In Bondi v. Nationstar Mortgage, LLC., 2018 WL 5291221 (C.A.9 (Nev.), 2018), the Court of Appeals for the Ninth Circuit in an unpublished decision found that no FCRA claim would lie for a direct dispute with the Furnisher and, even if one did, the Furnisher did not unreasonably investigate the dispute simply because it reached a conclusion adverse to the consumer.

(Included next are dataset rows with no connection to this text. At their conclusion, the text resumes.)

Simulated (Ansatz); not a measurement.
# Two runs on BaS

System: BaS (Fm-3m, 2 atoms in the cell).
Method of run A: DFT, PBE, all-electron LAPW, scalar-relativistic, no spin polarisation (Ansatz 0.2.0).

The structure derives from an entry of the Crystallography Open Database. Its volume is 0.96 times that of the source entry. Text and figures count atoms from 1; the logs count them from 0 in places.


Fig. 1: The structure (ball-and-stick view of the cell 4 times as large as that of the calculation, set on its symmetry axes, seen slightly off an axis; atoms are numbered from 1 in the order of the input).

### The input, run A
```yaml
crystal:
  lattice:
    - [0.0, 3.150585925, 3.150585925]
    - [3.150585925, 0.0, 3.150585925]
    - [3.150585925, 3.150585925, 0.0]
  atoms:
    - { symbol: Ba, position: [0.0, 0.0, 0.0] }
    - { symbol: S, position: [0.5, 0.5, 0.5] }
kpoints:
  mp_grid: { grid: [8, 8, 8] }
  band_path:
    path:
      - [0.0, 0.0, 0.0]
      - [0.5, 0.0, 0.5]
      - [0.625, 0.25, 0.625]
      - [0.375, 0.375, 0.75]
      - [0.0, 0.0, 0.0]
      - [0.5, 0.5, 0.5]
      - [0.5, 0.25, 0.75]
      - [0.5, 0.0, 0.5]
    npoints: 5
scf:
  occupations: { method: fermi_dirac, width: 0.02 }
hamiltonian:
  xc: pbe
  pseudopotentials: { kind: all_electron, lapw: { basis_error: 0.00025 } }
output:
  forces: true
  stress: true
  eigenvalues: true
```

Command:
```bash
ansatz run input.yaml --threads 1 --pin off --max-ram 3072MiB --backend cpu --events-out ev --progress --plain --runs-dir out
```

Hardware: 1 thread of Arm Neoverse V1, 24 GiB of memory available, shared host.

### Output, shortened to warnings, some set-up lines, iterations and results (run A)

The district court concluded that Bondi’s FCRA claim against Nationstar failed because he did not offer any evidence showing that Nationstar received notice of a dispute from a consumer credit reporting agency (“CRA”). Under the FCRA, a furnisher’s statutory obligations are triggered “only after the furnisher receives notice of a dispute from a CRA; notice of a dispute received directly from the consumer” is insufficient. Gorman, 584 F.3d at 1154 (discussing 15 U.S.C. § 1681s-2(b)(1)); see Drew v. Equifax Info. Servs., LLC, 690 F.3d 1100, 1106 (9th Cir. 2012).On appeal, Bondi cites only his direct correspondence with Nationstar, arguing that he “made numerous phone calls and wrote numerous letters to Nationstar” protesting its credit reporting. But his direct correspondence with Nationstar is irrelevant; Bondi does not identify any notice of a dispute that Nationstar received from a CRA, and he certainly did not identify any such notice in the district court. See, e.g., Gordon v. Virtumundo, Inc., 575 F.3d 1040, 1058 (9th Cir. 2009) (“The ‘party opposing summary judgment must direct the court’s attention to specific, triable facts,’ and the reviewing court is ‘not required to comb through the record to find some reason to deny a motion for summary judgment.’ ” (citations and internal alterations omitted)).Even assuming Nationstar had received notice of a dispute, Bondi does not articulate how Nationstar violated the FCRA. Upon receiving notice of a dispute from a CRA, a furnisher is required under the FCRA to conduct a reasonable investigation and correct any errors it finds. 15 U.S.C. § 1681s-2(b)(1); Gorman, 584 F.3d at 1156–57. Bondi has produced no evidence showing that Nationstar failed in this regard; instead, he points to Nationstar’s refusal to believe his assertion that his loan had been forgiven. Nothing in the FCRA obliged Nationstar to accept this assertion as true and resolve the dispute in his favor. Cf. Gorman, 584 F.3d at 1161 (“An investigation is not necessarily unreasonable because it results in a substantive conclusion unfavorable to the consumer, even if that conclusion turns out to be inaccurate.”).